A positive voltage or a negative voltage may be applied to the word line WL to determine whether current flows through the channel layer CH, and the positive voltage may be about 3 V and the negative voltage may range from about −0.4 V to about −1.0 V. When a positive voltage is applied to the word line WL, current may flow through the channel layers CH at both ends in the third direction Y, and thus, the word line WL may adjust whether current flows through at least one channel layer CH in the third direction Y. When the word line WL applies a positive voltage, it may affect the channel layer CH through which current does not flow. Accordingly, one of the word lines WL adjacent to the non-selected channel layer CH through which current does not flow in the third direction Y may be a non-selected word line that applies a negative voltage. When the non-selected word line applies a negative voltage, cell leakage control may be performed for the adjacent channel layer CH. A value of current flowing from the source SO to the drain DR in a selected channel layer may be 1E-06A; a value of current flowing from the source SO to the drain DR may be 1E-10A when a negative voltage of a non-selected word line in a non-selected channel layer is −0.4 V; a value of current flowing from the source SO to the drain DR may be 1E-12A when a negative voltage of a non-selected word line in a non-selected channel layer is −0.6 V; a value of current flowing from the source SO to the drain DR may be 1E-14A when a negative voltage of a non-selected word line in a non-selected channel layer is −0.8 V; a value of current may be 1E-16A when a negative voltage of a non-selected word line in a non-selected channel layer is −1.0 V; and a current ratio between an adjacent selected channel and an adjacent non-selected channel may be equal to or greater than, or equal to or less than 1E+10. However, the present inventive concept is not limited thereto.
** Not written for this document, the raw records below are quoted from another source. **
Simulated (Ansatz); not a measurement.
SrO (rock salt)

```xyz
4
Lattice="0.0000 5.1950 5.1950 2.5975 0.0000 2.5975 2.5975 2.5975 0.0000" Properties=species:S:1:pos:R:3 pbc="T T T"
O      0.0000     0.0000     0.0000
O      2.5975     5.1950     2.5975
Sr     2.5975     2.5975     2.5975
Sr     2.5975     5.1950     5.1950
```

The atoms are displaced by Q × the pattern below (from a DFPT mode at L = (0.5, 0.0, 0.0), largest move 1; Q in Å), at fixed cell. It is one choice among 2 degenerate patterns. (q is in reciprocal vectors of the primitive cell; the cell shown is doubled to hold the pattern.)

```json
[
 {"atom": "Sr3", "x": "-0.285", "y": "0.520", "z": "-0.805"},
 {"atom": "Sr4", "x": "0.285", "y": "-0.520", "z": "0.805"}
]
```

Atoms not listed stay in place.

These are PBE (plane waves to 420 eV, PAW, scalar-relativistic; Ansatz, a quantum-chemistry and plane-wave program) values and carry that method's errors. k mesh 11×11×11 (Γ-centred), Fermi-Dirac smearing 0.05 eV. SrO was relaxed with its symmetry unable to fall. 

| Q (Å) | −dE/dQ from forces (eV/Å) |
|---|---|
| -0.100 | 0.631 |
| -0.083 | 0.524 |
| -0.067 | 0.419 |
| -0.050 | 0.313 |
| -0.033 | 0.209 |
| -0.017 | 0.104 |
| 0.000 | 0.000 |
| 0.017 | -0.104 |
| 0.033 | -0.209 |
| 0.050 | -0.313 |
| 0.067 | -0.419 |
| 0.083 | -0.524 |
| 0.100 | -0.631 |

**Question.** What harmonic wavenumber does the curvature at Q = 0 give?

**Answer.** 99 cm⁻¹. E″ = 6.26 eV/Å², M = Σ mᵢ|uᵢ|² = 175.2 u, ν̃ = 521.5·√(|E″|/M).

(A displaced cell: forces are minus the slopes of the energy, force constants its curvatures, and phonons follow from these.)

FIG. 4A is a cross-sectional view illustrating a vertical structure semiconductor memory device in which word lines are arranged in a gate-all-around shape in a zigzag pattern, according to embodiments of the present inventive concept.

Referring to FIG. 4A, the first direction X and the third direction Y are horizontal directions that are parallel to a top surface of the semiconductor substrate 10 of FIG. 1, and the second direction Z is a vertical direction that is substantially perpendicular to the top surface of the semiconductor substrate 10 of FIG. 1. A plurality of word lines WL may extend while surrounding outer circumferential surfaces of a plurality of channel layers CH to surround at least a portion of the plurality of channel layers CH, and the surrounded portion may be a part or the whole, but the present inventive concept is not limited thereto. The plurality of word lines WL may include a plurality of selected word lines to which a positive voltage is applied and a plurality of non-selected word lines to which a negative voltage is applied, and the plurality of channel layers CH may include a selected channel layer that is turned on and a non-selected channel layer that is turned off.

The word line WL extending to surround an outer circumferential surface of a selected channel layer may be a selected word line, and the word line WL extending to surround an outer circumferential surface of a non-selected channel layer may be a non-selected word line.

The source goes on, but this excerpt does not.